DefaultTransactionDefinition def = new DefaultTransactionDefinition();

// explicitly setting the transaction name is something that can only be done programmatically

def.setName("SomeTxName");

def.setPropagationBehavior(TransactionDefinition.PROPAGATION_REQUIRED);

TransactionStatus status = txManager.getTransaction(def);

try 

{    

// execute your business logic here

}

catch (Exception ex)

{    

txManager.rollback(status);   

throw ex;

}

txManager.commit(status);

}

Choosing between Programmatic and Declarative Transaction Management:

Use Programmatic transaction management if you have a small number of transnational operations. (not used mostly.)
Transaction name can be explicitly and can be set only by  using Programmatic transaction management.
Programmatic transaction management should be used when you want explicit control over managing transactions.
if your application has numerous transactional operations, declarative transaction management is worthwhile.
Declarative Transaction management keeps transaction management out of businesslogic, it is not difficult to configure.

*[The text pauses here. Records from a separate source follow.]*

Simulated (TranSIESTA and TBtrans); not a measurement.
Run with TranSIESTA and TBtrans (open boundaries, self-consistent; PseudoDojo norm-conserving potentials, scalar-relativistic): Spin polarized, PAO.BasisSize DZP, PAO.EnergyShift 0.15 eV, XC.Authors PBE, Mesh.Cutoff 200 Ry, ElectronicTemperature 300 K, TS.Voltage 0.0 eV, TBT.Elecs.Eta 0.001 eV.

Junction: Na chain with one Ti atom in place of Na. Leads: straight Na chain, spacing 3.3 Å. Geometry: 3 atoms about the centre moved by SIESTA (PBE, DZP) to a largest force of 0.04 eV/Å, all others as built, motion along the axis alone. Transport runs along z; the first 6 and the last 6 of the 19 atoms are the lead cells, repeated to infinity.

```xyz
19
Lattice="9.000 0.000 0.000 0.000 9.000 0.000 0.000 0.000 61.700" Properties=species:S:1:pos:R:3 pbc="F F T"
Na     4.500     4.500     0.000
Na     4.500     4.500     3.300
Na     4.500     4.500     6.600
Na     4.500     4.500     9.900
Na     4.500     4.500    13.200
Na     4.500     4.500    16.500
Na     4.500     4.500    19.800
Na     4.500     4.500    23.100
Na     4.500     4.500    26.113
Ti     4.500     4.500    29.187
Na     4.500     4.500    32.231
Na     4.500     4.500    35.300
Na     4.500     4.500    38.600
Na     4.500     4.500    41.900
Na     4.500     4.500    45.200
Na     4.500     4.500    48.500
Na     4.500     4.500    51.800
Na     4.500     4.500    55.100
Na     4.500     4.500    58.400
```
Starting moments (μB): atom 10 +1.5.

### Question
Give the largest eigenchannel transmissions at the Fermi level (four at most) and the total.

2. Declarative Transaction (Usually used almost in all scenarios of any web application)




Step 1: Define a transaction manager in your Spring application context XML file.



<bean id="txManager" class="org.springframework.jdbc.
datasource.DataSourceTransactionManager"/>





































<tx:annotation-driven transaction-manager="txManager"/>

Step 2: Turn on support for transaction annotations by adding below entry to your Spring application context XML file.

OR add @EnableTransactionManagement   to your configuration class as below:

@Configuration






@EnableTransactionManagement






public class AppConfig






{






 ...






}




Step 3: Add the @Transactional annotation to the Class (or method in a class) or Interface (or method in an interface).
<tx:annotation-driven proxy-target-class="true">

Default configuration: proxy-target-class="false"  

The @Transactional   annotation may be placed before an interface definition, a method on an interface, a class definition, or a public method on a class.
If you want some methods in the class (annotated with  @Transactional) to have different attributes settings like isolation or propagation level then put annotation at method level which will override class level attribute settings.
In proxy mode (which is the default), only 'external' method calls coming in through the proxy will be intercepted. This means that 'self-invocation', i.e. a method within the target object calling some other method of the target object, won't lead to an actual transaction at runtime even if the invoked method is marked with @Transactional.  


Let us now understand different @Transactional   attributes.

@Transactional (isolation=Isolation.READ_COMMITTED)

The default is Isolation.DEFAULT
Most of the times, you will use default unless and until you have specific requirements.
Informs the transaction (tx) manager that the following isolation level should be used for the current tx. Should be set at the point from where the tx starts because we cannot change the isolation level after starting a tx.


other isolation- 




https://javacmlearning.blogspot.com/2019/09/what-is-repeatable-read-in-spring.html






@Transactional(timeout=60)

Defaults to the default timeout of the underlying transaction system.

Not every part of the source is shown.